Politicians in several states and of varying ideologies are turning the screws on financial institutions, attempting to use them as pawns to force themselves into the culture war headlines. It is everyday customers, however, who stand to lose.
“Debanking” laws in Florida and Tennessee, which went into effect July 1, are the latest examples. Both laws insert government into the relationship between customers and national banks to advance agendas that directly conflict with federal law. As retribution, state government bureaucrats brandish investigations, enforcement actions, fines, and even customer lawsuits.
Regardless of November’s election results, the crossfire will continue. Recent letters from U.S. Department of Treasury officials as well as lawmakers from both parties warned of the harm debanking policies pose to “U.S. national security, and the U.S. and international financial systems, as well as economic stability and security.”
Debanking policies are supposedly meant to prevent perceived discriminatory practices by banks based on individuals' political, social, or religious affiliations—or even "objectionable" industries. The push for these laws revolves around their assumption that banks close accounts based on clients' values or beliefs.
But the consequences from politicians' zeal to attack financial institutions are real. The laws in Florida and Tennessee, among others developing, threaten consumer protections and access and undermine national banking standards that have been a cornerstone of our financial stability and economic prosperity since 1863.
Debanking laws hinge on a false premise, and their proponents ignore several realities.
Financial institutions are already subject to stringent federal regulations and oversight to prevent discrimination, mitigate risk, and protect consumers and the financial system. Banks are required by law to conduct risk-based assessments that consider factors like legal, credit, market, reputational, and regulatory risks—not personal or ideological affiliations. Violations of these long-standing laws carry significant penalties.

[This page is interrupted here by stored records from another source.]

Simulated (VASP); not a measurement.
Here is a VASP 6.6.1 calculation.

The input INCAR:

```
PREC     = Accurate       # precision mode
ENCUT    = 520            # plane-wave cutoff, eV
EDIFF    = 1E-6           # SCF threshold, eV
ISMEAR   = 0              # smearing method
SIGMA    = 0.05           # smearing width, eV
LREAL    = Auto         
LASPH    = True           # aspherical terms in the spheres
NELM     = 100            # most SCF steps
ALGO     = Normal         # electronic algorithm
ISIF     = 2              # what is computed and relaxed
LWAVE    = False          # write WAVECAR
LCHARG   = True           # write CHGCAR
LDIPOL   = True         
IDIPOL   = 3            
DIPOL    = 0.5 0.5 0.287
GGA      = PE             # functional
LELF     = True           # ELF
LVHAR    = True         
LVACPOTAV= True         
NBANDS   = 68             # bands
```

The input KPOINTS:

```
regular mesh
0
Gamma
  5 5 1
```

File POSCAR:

No serious analysis has even been attempted to show that banks are targeting any groups or political activists of any persuasion. A few cases have received some media attention. But those were driven by the clients' high-profile status, which also allowed for outlandish accusations. In some instances, federal anti-money laundering regulations specifically prevent banks from giving details to customers about why an account might be closed. That restriction can cause understandable frustration, but also can be used as fodder to falsely claim other factors are at play.
Politicians from both parties use those claims for political theatre and to advance unworkable, potentially dangerous, legislation.
Progressives pressured banks to limit their relationships with energy and firearms companies, for example. Simultaneously, conservative states passed legislation restricting the ability of states to do business with banks if they do so. Segments of the Right are also now keen on using government power for political ends, in this case becoming eager to punish banks that engage in whatever they judge as "woke" activities, often including companies’ internal diversity programs, without regard for specifics.
When those ends become embedded in legislation, the real-world legal implications are dire for both customers and the strength of the banking system.
Wrongly discouraging or penalizing risk management under the false banner of political discrimination directly conflicts with the Bank Secrecy Act and anti-money laundering statutes. It could impede banks' ability to identify suspicious and potentially illegal activity, weakening national security efforts.
States continuing to meddle with existing banking regulations will create a patchwork of varying—and often conflicting—regulatory regimes, each with rules about who banks can or cannot serve based on political preferences. That will drive how banks manage risk and serve customers, especially in interstate commerce.
The resulting confusion could undermine the efficiency and accessibility of financial services and interfere with existing security standards—including those designed to combat money laundering and other illicit activity. Thankfully the mandates were discussed, albeit all-too briefly, in Treasury Secretary Janet Yellen’s recent testimony before the U.S. House Committee on Financial Services.
Forcing subjective risks into banking decisions is regulatory overreach that undermines the fabric of a free-market economy built on competition and consumer choice. Long-standing federal rules for national banks have served Americans well, enabling the rise of deposit-taking, lending, and payment markets. That stability directly enables America's success.
Banking is a cornerstone of economic activity. And access to banking services is the foundation of financial security and opportunity—whether it is mortgages, small business credit, investments, or simply managing personal savings. If onerous regulations make banking products difficult to offer, the services and products families need would be the most affected.
Ultimately, the most important issue is not about protecting financial institutions, but about safeguarding the interests of every American who relies on a robust, dependable banking sector.